What to do about local government funding and financing?
The Productivity Commission has released its draft report on local government funding and financing. The report sets out the Commission’s draft findings and recommendations on the changes required to local government funding and financing, to ensure they are suitable for local authorities to meet current and future cost pressures. The Commission invites submissions on these by 29 August 2019. Submissions will be taken into account in preparing the final report to the Government by 30 November 2019.
This inquiry is well overdue, with councils under pressure from increasing expenditure required on existing assets and demand for new capital expenditure, while the failure or delay in providing this infrastructure is having a significant impact on economic growth, housing affordability, and essential services.

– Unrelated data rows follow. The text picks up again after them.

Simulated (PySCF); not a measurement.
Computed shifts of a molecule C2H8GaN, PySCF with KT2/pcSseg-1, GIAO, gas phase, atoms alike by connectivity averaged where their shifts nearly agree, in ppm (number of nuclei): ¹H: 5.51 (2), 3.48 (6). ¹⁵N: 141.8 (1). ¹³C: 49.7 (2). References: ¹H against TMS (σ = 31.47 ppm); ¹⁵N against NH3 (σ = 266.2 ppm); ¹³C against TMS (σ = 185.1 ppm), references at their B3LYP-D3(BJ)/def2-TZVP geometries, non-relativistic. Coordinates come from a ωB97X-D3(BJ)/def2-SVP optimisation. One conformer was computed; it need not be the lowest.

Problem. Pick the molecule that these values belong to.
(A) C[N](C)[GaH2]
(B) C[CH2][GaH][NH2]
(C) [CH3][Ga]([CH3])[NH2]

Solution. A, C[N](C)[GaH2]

However, the Commission has not recommended wholesale changes, and considers that funding should continue to be based on the present system (with property rates as the main taxing power of local government remaining fit for purpose), but with some significant new tools to help fund new cost pressures and provide better incentives for improved council performance.
The key areas identified with funding and financing gaps are the provision of infrastructure to support rapid urban growth, adapting to climate change; coping with the growth of tourism, and addressing the accumulation of responsibilities placed on local government by central government. The Commission has suggested a range of new tools to help plug these gaps, largely based on variations of a “beneficiary pays” philosophy, including where a key beneficiary is central government alongside local ratepayers, or where key benefits take the form of a windfall gain in property value.
We address some of the recommendations under two of these heads further below. The Commission is seeking feedback on the advantages and disadvantages of these tools, how they could be designed, and whether they will be effective.
New funding and financing for growth-supporting infrastructure
The Commission has recommended several new tools to enable ‘growth to pay for growth’:
- Value capture and volumetric charging. The Commission supports both a) value capture funding tools where property owners that receive windfall gains in property value as a result of nearby infrastructure investment pay a portion of this gain to the council; and b) councils to have the power to levy volumetric water and road congestion charges.
- Special Purpose Vehicles to help councils nearing their debt limits. Investigations on how to expand the use of SPVs (such as that used for Milldale), and the legislation required, so that debt does not sit on the council balance sheet.
- Central government payment for new building work. The Commission recommends a new funding regime from central government to local authorities based on new building work undertaken within the district. These payments should act as an incentive for council development.
- Vacant Land Tax. A tax on vacant residential land is being considered to avoid ‘land banking’ and improve the supply of housing.
Costs of adapting to climate change
The Commission has identified that councils need help to adapt to climate change, by:
- Central government leadership. Central government should take the lead on providing high-quality and consistent science and data to assist decision making. This would be more cost effective and consistent at a central government level than individual councils undertaking this exercise.
- Assistance for local land-transport infrastructure. The role of the New Zealand Transport Agency should be extended to include assistance and co-funding for local roads and bridges at risk.
- Creation of a local government resilience fund. The Commission recommends that the Government creates a climate-resilience agency and associated fund to assist councils redesign, relocate and rebuild wastewater, stormwater and flood-protection infrastructure threatened by climate change.
The draft report also makes a number of recommendations to improve the quality and transparency of councils’ decision making and performance. Under this head, and of interest to commercial ratepayers, the Commission has recommended that the ability to set differentials and uniform annual general charges should be removed, along with the current 30% cap on uniform charges, while retaining the ability for councils to use targeted rates.
Key questions already being raised by stakeholders include whether the recommendations go far enough to address the current and foreseeable issues facing councils, and whether the proposed changes will support economic growth.